Wentworth's uncle Benning had spent many years of his governorship lining his pockets by selling land grants to the west of the Connecticut River, territory to which the province held dubious claim. In 1764 the Lords of Trade ruled that New Hampshire's western border was at the Connecticut River, decisively awarding the territory (the future state of Vermont) to the Province of New York. The governor, however, refused to resign, leading the Lords of Trade to consider his recall. Wentworth interceded, and convinced them to allow his uncle the dignity of resigning in his nephew's favor.
In August 1766 he was commissioned as Governor and vice admiral of New Hampshire, and Surveyor General of the King's Woods in North America. Before he returned to North America he was awarded a Doctorate of Common Law by Oxford University. After a difficult crossing he arrived at Charleston, South Carolina in March 1767, where he proceeded to make the first major survey of the forests of Georgia and the Carolinas on behalf of the crown.〔Mayo, p. 26〕 He then made his way north overland, and was received in Portsmouth with pomp and ceremony on June 13, 1767.
==Governor of New Hampshire==
Under Wentworth's administration the growing province was divided into five counties to distribute administration and judicial functions to communities remote from Portsmouth. Wentworth was responsible for naming them, choosing names of current British leaders (including Rockingham), but also named Strafford County after one of his distant relatives, Thomas Wentworth, 1st Earl of Strafford.
He also began the process of developing roads between the major population centers of the province, which had grown around the coast and the Merrimack and Connecticut Rivers. Although the provincial assembly was reluctant to fund new roads, Wentworth used quitrents collected on recently issued land grants to pay for the work. In 1771 he reported having constructed more than 200 miles of roads at a cost of £500. The same year he convinced the assembly to appropriate £100 for surveyor Samuel Holland to produce the first detailed high quality map of the province.
Wentworth was ironically responsible for significant improvements to the provincial militia organization. When he arrived the militia consisted of about 10,000 men, who were by his report "badly accoutred and scarcely at all disciplined". He expanded the militia, adding 1,600 men and three regiments to the force, and regularly attended regimental reviews.
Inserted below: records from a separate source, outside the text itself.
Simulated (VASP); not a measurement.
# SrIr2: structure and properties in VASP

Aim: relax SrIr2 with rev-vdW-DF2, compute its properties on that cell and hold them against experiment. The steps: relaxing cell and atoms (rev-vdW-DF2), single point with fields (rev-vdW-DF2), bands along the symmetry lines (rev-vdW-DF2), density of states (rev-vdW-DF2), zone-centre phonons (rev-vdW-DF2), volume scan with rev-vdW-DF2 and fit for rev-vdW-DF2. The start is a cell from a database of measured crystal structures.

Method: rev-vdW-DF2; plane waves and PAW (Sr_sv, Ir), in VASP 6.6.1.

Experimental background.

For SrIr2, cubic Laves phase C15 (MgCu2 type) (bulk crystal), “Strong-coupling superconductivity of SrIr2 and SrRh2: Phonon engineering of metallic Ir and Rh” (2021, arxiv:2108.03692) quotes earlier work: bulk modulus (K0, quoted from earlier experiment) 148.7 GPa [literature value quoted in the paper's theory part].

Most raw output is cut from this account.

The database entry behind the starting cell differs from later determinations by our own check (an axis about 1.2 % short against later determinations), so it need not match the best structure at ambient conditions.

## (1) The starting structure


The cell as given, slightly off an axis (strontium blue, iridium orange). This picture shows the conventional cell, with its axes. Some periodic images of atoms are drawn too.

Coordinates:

Although Wentworth was successful in keeping New Hampshire from implementing harsh boycotts in response to the Townshend Acts, he was clearly troubled by both colonial resistance to Parliamentary acts and by the introduction of troops into Boston in 1768. He wrote to Rockingham that the troop movement was likely to be problematic, and that government and other reforms were more likely to succeed. New Hampshire businessmen were eventually pressured into adopting a boycott of British goods when Massachusetts businessmen threatened to suspend trade with them.
After the Boston Tea Party in late 1773 further inflamed tensions in New England, Wentworth successfully defused the threat of similar action in Portsmouth. After issuing careful instructions to the master of a ship arriving with a consignment of tea, Wentworth departed Portsmouth for Dover. During his absence the tea was landed and stored in the Portsmouth customs house. This removed the possibility of the tea being dumped as it had been in Boston, but the townspeople were still opposed to its presence. A committee of Portsmouth merchants negotiated its safe passage to Halifax, Nova Scotia, and the tea was safely transported through the town and reembarked on a ship.
Wentworth's popularity in the province began to fall as tensions continued to rise in neighboring Massachusetts. When the Boston port was closed as punishment for the Tea Party, Massachusetts Governor Thomas Gage found it increasingly difficult to find workers willing to support the military (despite rampant unemployment caused by the port closure). He therefore asked Wentworth to assist in the procurement of carpenters in New Hampshire to build barracks for the troops. When his secretive methods to do so were exposed and publicized, local revolutionary committees denounced him as an "enemy to the community".〔Mayo, p. 138〕 Although he intuited that the arrival of Paul Revere on December 13, 1774 was likely to cause trouble, he was unable to prevent the local militia, now effectively under control of the revolutionary committees, from marching on Fort William and Mary the next day and seizing the provincial armaments and gunpowder. Wentworth had warned the garrison before the event, and called for naval support afterward, but it arrived too late to be of use.
He eventually asked for further reinforcements but received none, and realized that any attempt to arrest the ringleaders of the rebellion would likely result in an uprising. He organized a small force of trusted men to act as guards of his person and property, and during early 1775 pressure on the province's Loyalists was prompting some of them to flee to the safety of the British Army presence in Boston. Despite the opening of hostilities with the Battles of Lexington and Concord on April 19 (after which numerous New Hampshire militia went south to join the Siege of Boston), Wentworth convened the provincial assembly in late May. Composed primarily of rebel sympathizers, it refused to consider the Conciliatory Resolution proposed by Prime Minister Lord North to defuse the crisis. Wentworth therefore prorogued the assembly, hoping that a delay would favorably change the atmosphere. It did not: on May 30, rebel militia began occupying and fortifying Portsmouth. Captain Andrew Barclay of the ''HMS Scarborough'' further exacerbated tensions by impressing local fishermen and seizing supplies for use by the troops in Boston. Wentworth managed to defuse the situation by convincing Barclay to release the fishermen.
On June 13, 1775, after his house was surrounded by a mob of armed men seeking to arrest a Loyalist militia officer, Wentworth and his family fled to Fort William and Mary, which was under the guns of the ''Scarborough''. Conditions continued to deteriorate, and Wentworth boarded the ''Scarborough'' and sailed for Boston on August 23. After sending his family to England, he remained in the city until it was evacuated to Halifax in March 1776. He remained with the fleet until New York City was captured in September 1776, and finally sailed to England in early 1778. The New Hampshire government established after his departure seized most of his property, but specially reserved to the family portraits and furniture from the Portsmouth mansion.